It’s easy to buy gifts for men. Anything goes. Now my brother is a dentist. He loves gold. I once gave him a ‘gold’ Rolex with a ‘diamond’ bezel for Christmas. It cost $50. I bought this treasure from a homeless man who guaranteed its authenticity. It worked long enough for me to pull off the hoax. My apparent generosity left my brother speechless. You know, brotherly love and all that.

He wore it proudly. But soon the ‘gold’ preferred his arm to the watch. Distraught, he rushed to his jeweler, his watch melting by the minute. The truth ruined his day. Regrettably, my brother didn’t appreciate the humor. We’re beginning to speak again, but I’m still afraid to use him as my dentist. So much for brotherly love.

Humorous deceits can sometimes be lethal. Branham’s friend surprised his wife with a huge ‘diamond’ ring for Christmas. He bought it from a Cuban pawnshop in Miami. It blinded her eyes and later triggered an IRS audit. When she took it to be appraised the jeweler said, “Honey, this is cubic zirconia. It’s worthless. But hey, it’s Miami, show it off.” His friend died under suspicious circumstances a few weeks later. She buried him along with the ring.

One Christmas my wife asked for a fur coat. We were young, money was tight. I argued that it’s not cold enough. This logic can get you killed. Smart men react and bite the bullet. It avoids divorce. With my last pennies, I finally bought her a coat. Our marriage improved. Fur coats are not for keeping warm, but for other reasons I’m yet to discover.

Last year in the men’s grill we cooked up a fail-safe plan for our wives’ Christmas. It was brilliant in its simplicity. Alcohol, hidden in the eggnog, helped make our plan perfect. Clive came up with the idea, and we bought in. Each of us agreed to take some infrequently-worn gold jewelry from our wives’ stash. No stones. Something they wouldn’t miss. Little did we know.

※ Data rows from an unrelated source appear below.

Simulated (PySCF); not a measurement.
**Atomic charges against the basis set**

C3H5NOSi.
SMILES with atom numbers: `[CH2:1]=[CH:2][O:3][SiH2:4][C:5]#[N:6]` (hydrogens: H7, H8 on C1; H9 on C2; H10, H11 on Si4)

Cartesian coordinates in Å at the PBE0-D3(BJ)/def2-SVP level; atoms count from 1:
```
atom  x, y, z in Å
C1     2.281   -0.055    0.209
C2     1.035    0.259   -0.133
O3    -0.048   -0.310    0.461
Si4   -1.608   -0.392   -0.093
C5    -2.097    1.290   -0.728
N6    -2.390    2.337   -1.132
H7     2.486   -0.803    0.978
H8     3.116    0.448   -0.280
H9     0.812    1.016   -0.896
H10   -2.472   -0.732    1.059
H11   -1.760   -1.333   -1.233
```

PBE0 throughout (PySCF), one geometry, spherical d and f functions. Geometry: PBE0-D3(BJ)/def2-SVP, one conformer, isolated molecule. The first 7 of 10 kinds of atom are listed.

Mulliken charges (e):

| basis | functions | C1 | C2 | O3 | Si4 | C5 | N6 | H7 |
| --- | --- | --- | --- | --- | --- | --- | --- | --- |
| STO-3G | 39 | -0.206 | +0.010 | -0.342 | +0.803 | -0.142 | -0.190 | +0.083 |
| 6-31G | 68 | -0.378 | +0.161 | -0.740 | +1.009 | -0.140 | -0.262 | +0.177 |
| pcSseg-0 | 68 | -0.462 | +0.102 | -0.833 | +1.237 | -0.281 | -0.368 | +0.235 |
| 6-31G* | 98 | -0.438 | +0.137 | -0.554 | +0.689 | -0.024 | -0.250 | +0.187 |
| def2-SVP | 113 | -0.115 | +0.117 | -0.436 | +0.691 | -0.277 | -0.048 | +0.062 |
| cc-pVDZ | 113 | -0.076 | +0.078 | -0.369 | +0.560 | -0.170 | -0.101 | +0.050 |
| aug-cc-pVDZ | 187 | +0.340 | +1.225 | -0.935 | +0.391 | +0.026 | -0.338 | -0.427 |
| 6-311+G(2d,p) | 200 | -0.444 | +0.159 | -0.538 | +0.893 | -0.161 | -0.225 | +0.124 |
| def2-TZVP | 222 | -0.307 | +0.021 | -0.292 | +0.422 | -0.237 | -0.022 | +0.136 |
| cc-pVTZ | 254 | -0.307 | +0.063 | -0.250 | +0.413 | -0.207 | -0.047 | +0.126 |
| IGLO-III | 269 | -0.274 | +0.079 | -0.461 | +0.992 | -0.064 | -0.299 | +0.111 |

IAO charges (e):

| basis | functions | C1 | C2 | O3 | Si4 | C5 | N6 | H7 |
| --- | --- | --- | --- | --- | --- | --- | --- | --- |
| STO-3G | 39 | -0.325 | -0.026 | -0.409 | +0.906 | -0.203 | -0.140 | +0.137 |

We exchanged the gold trinkets among ourselves. Our wives would never know that their Christmas gifts were once owned by friends. They would appear to be new gold baubles, wrapped in used Tiffany boxes, suitable to please any goddess on Christmas morning. We sealed the secret plan with another round of nog.

But the scheme slid sideways. My wife opened her gift and gave it a long look. The room became silent. The dogs crept out. Lights flickered on the tree. Santa knew something was wrong. She said, “Explain why my best friend’s initials are engraved on these earrings.” I mumbled something indecipherable. She gave me ‘the look.’ I dissolved into the chair. Christmas day went downhill from there. Things only improved when I booked a trip to Paris.

My co-conspirators endured similar tragedies. After the fiasco, we spent several weeks in the men’s grill, consoling one another. Only Clive avoided detection and his wife’s wrath. He had melted down Dwight’s wife’s gold Pompeii earrings into something resembling a motorcycle. Dwight escaped banishment by the gift of a new Jaguar and several shopping sprees to London. We put Clive on probation for two years.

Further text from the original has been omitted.